Compromise has arguably been the most popular word in Turkey since the June 7 parliamentary elections, as the vast majority of political commentators assert that the electorate has urged the major parties to find a middle ground. While the question of how and on what politicians should reach a compromise remains conveniently unanswered, talking heads have full confidence in their conclusions.
It goes without saying that compromise requires two or more parties to make concessions for the purpose of ensuring a mutually acceptable outcome. For some reason though, pundits do not seem too interested in acknowledging this basic rule of compromise. Instead, they implicitly posit that the Justice and Development Party (AK Party) alone participated in the elections and, by extension, is the sole intended recipient of the electorate's message. Before discussing the idea of compromise, the experts' favorite phrase, in greater detail, is that it is necessary to go back to basics and take a look at cold, hard facts:
1. Compromise requires cooperation from multiple political parties. There is, as such, no point in talking about the AK Party alone when engaging in political analysis.
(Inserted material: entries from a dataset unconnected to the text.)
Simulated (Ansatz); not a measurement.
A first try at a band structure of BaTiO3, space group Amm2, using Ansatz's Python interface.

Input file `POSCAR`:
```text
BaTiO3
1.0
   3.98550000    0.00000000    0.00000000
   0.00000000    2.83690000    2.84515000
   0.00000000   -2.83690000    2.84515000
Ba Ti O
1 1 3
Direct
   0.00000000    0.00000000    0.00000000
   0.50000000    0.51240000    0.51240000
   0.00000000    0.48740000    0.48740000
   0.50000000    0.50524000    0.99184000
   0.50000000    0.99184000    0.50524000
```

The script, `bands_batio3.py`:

2. Compromise is the outcome of negotiations. At some point, opposition leaders will have to stop telling people why they will never shake hands with the AK Party and start working on finding a middle ground.
3. As interesting as the opposition's eagerness to simultaneously put AK Party leaders on trial and work with them might seem, the country deserves better than a teenage love-hate relationship.
4. Expecting a coalition government imposed by the electoral system and the most recent allocation of seats in Parliament to address all pressing problems is inherently anti-political. Furthering this agenda will lead the country nowhere except the Old Turkey.
5. Always remember that a coalition government will be formed in Turkey, not in the surreal world that political analysts mocking the AK Party, which received as many votes as the next two parties combined, have invented for themselves.
Keeping the above facts in mind, taking compromise out of context to attribute some messianic meaning to the concept hardly helps anyone. Furthermore, if opposition parties are misled into thinking that they might corner the AK Party under the pretext of pursuing a compromise, they will grow accustomed to the following situation the hard way. The AK Party's 258 representatives reflect the average citizen in terms of their hometowns, political views and financial means. The remaining 292 seats, in turn, are filled by a heterogeneous group with geographic, social and economic differences. In other words, Parliament pits an organic whole comprised of 258 deputies against 292 individuals whose solidarity merely amounts to a hypothetical montage.
When it comes to compromise there is absolutely no doubt about the opposition's track record over the past 13 years when they did not hesitate to hurt national interests instead of showing solidarity with the people. Considering the position they assumed with regard to the 2010 constitutional referendum, the Kurdish reconciliation process, foreign policy and major public projects, opposition leaders have nothing to show for their interest in compromise.
The AK Party leadership has already announced that they will pursue a solution in light of the election results and the future course of coalition talks depends on whether or not the opposition will manage to act seriously. To stop pretending that 292 opposition deputies represent a single bloc would be a great place to start. While acting like 24 percent of the electorate translates into 60 percent of seats must be really comforting, but such surrealism will make it impossible for politicians to think about the country's problems, let alone tackle them. If opposition leaders and political commentators want compromise, they should do themselves a favor and stop fighting the facts.